Over the last week or so, I read Daniel Defoe’s novel (generally agreed to be the first English novel) Robinson Crusoe. The story of a shipwrecked man is familiar enough, but I suspect not a lot of people actually read it these days. For Christians, however, it is an interesting book for a lot of reasons. As a rebellious young man who refuses to take the good advice of his father and the clear guidance of God, Robinson is much like the prodigal son, heading out into the world only to be shipwrecked and presumed dead. A good chunk of the book deals with his journey toward not only wisdom, but also the saving grace of God in Jesus Christ. At one point he picks up a Bible he had salvaged from the ship when he first came ashore. Reading the Scripture, he encounters the Word of God as it pertains to him: he discovers himself a sinner, in desperate need of a spiritual deliverance even more important than his physical rescue from the island. He repents, calls on God, and his life is changed.

It is a moving conversion story. But then you realize something a bit bothersome. Robinson becomes a Christian, but his Christian life is a solitary one. It looks like the book espouses an ideal view of Christianity as life apart from people in relationship with God. He even says at one point that he doesn’t need to be rescued and brought back to society with people because he has God.
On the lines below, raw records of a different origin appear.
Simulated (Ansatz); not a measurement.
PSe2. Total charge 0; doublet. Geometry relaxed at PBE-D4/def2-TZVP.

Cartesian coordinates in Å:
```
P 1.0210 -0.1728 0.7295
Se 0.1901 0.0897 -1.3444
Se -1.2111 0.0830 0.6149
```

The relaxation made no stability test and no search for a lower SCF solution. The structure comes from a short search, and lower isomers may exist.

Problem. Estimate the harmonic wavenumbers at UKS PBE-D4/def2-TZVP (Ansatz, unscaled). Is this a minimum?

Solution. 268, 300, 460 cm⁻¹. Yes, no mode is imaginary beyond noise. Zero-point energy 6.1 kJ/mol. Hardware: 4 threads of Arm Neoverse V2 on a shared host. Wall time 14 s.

But in the Bible, the message all through is that we were made for each other as well as for God. “It is not good that the man should be alone,” God said when he looked at Adam. God is creating “a people for his name” according to Acts 15:14. To be in a right relationship with God necessarily means being in a right relationship with fellow-people.

Of course, Robinson Crusoe doesn’t have a choice. He’s all alone. He can’t very well create people to share life with. And if God can’t visit a lonely man marooned on an island he’s a much less powerful God than we are given to believe. But for a long part of the book it looks like Daniel Defoe, the author, may not notice that painting an idealized Christian life in the story of a man alone is a bit incongruous with the Bible’s own vision.

As the story proceeds, though, Robinson realizes what he’s missing too. He meets the great friend whom he names Friday (for the day of the week he saved the poor man from being eaten by cannibals who dropped by the island to have their meal). Eventually he converts him from paganism to Christianity. (“My man Friday was a Protestant” is one of the funniest lines in the book.) And they begin to discuss the faith.

In the course of their conversations, Robinson realizes that reading Scripture with someone else offers a different kind of benefit than merely reading it alone (though that remains vital):

I always applied myself to reading the Scripture, to let him know, as well as I could, the meaning of what I read; and he again, by his serious inquiries and questions, made me, as I said before, a much better scholar in the Scripture-knowledge than I should ever have been by my own private mere reading.

From personal experience, I can say that I have never failed to benefit from leading or taking part in a Bible study with others. The whole experience of sitting together–around a table at the church, on a sofa in a family room, or in chairs in an office–with a group of believers or inquirers to share what we see and hear in this wonderful Word God has given us, is not to be missed. Many people in the church do miss it. But there is no greater encouragement to dig deeper in the faith for yourself than spending some time digging in with others.